There is a formal definition of mathematical space? Yesterday I was searching for a formal definition of mathematical space, then I found it wikipedia article, where the definition rely in the concept of mathematical structure.
But I didnt found a formal definition of mathematical structure (it wikipedia article is very vague).
Then I dont know if exists a formal definition of mathematical space, or if this concept is just historical/utilitary.
If someone can clarify this question, through some reference or by any other way, I will be grateful.
 A: No, there is no formal definition of the word "(mathematical) space", and this is not a term that is used with any precise formal meaning.  The "definition" you found on Wikipedia is a definition in the sense of a dictionary entry, not a definition in a mathematical or logical sense.

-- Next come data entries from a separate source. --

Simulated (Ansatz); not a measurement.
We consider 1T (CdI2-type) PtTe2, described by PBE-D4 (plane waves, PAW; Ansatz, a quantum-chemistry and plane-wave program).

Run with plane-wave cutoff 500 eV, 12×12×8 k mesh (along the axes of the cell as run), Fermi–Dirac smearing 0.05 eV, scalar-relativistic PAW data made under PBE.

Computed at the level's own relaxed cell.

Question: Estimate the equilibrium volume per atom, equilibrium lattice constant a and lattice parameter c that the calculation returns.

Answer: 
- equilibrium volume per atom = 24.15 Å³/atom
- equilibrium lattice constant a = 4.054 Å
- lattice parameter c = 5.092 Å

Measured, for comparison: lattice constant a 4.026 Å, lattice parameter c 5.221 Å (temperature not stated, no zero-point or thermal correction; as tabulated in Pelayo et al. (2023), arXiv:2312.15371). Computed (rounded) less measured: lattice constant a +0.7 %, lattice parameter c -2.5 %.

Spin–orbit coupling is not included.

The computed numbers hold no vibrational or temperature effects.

(To be clear, there are many types of "spaces" that do have formal definitions, like vector spaces, topological spaces, etc.  But there is no overarching precise mathematical concept of "space" that these are special cases of or anything like that.  You can probably find someone somewhere who has written down a formal definition of a "mathematical space", perhaps along the lines of Robert Israel's suggestion of an object in a concrete category.  But this is not the way people commonly use the term.)
A: Category theory is an attempt to formalize the notion of mathematical structure.  So you might consider a "space" to be an object in a concrete category. 
A: I would say that most things called a "space" in mathematics is either a vector space of some sort, a topological space of some sort, or both. My interpretation agrees with the hierarchy diagram on the Wikipedia page for "space".
A topological space is just a set (whose elements are called "points") and a consideration of some subsets of the set to be "open" (think unions of of open-disks in $\mathbb R^n$) where unions and finite intersections of open sets are open.
A vector space is just a set (whose elements are called "vectors") where you can add and subtract vectors and multiply them by numbers (elements from any field, technically, but $\mathbb R$ and $\mathbb C$ are common) and the operations act and interact in the way you would hope. 
Every other space builds on one or both of these ideas. For example, a "normed vector space" adds in the concept of the "length" of a vector to vector spaces. A "metric space" adds in the concept of "distance between points" to a topological space. 

There are other instances of the word "space" that are not really referenced on the wikipedia page mentioned by the OP: "probability space" and relatedly, "sample space". Also, "measure spaces".